Unconscious Rejection is when you unintentionally shut out others, even people you like or people who might be able to help you. It’s what you apply when you want to be left alone even though you could really use some cheering up. Or what you radiate because you really can’t handle the presence of others even though you really need help.

How this affects the other really depends on where the other is, not only in relationship to you, but also in terms of personal evolution: someone who likes you but is, in turn, insecure or fearful, might take the rejection personally and shut you out in return; or they might not be all that aware of it, but unwittingly they will keep their distance and not offer to help you out, thinking they would probably just get in your way. So they leave you alone because they don’t want to be in your face.

If they’re a bit more attuned to you or to their own emotions, they may choose to consciously overlook your signals. Their compassion is more likely to recognize where you’re coming from and they will offer you help in stead of allowing you to push them away. Depending on your response (grateful acknowledgment or rebuttal) they will either do that again the next time – or learn to ignore you!

Now, all of this seems to be about ‘them’ and where they are, but in reality of course it’s about what you radiate and what they, consciously or unconsciously, pick up on. The aspects of consciousness that are doing the talking here, are your respective Kus.

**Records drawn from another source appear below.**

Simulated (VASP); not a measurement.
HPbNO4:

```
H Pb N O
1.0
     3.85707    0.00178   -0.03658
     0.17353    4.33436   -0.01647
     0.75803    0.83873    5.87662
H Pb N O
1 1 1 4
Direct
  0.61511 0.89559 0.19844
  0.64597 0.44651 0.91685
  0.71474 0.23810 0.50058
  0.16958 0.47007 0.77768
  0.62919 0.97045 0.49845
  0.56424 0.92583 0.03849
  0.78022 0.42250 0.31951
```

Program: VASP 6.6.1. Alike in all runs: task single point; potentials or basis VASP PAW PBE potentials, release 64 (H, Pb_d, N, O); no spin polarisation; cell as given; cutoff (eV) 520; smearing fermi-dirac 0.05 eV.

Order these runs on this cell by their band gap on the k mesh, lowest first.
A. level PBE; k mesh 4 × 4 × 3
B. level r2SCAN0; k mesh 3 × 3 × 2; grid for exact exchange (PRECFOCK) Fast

The Ku is your subconscious and it is very much aware of you and everything about you! By the same token, it is aware of everything around you and even though your Lono (your conscious mind) may not pick up on all the signals, your ku will know when something’s wrong.

One thing that is really useful to know, is that the ku does not differentiate between what it feels. If you’re really angry over something and I pick up on your anger, then my ku has no way of knowing what it is you’re angry at. If Lono does not provide me with a reasonable alternative, my ku will simply assume that you’re angry with me. This, btw, is why empaths struggle with identifying whose feelings they’re even feeling: their own or someone else’s! Their kus are very much attuned to everything that goes on around them and they pick up on stuff that their lono is not always interpreting correctly for them.

In the case of the ku picking up what wasn’t really meant for them, you can clearly see this in young children or in animals. They will not approach someone who radiates anger, even if that person isn’t angry with them. They will instinctively steer clear, because the ku’s main motivation is ‘Pleasure’ and being around someone who’s angry (with you), is not pleasant at all. They may approach that person, trying to appease them, but that will be a result of their lono telling them that this is what they should now do.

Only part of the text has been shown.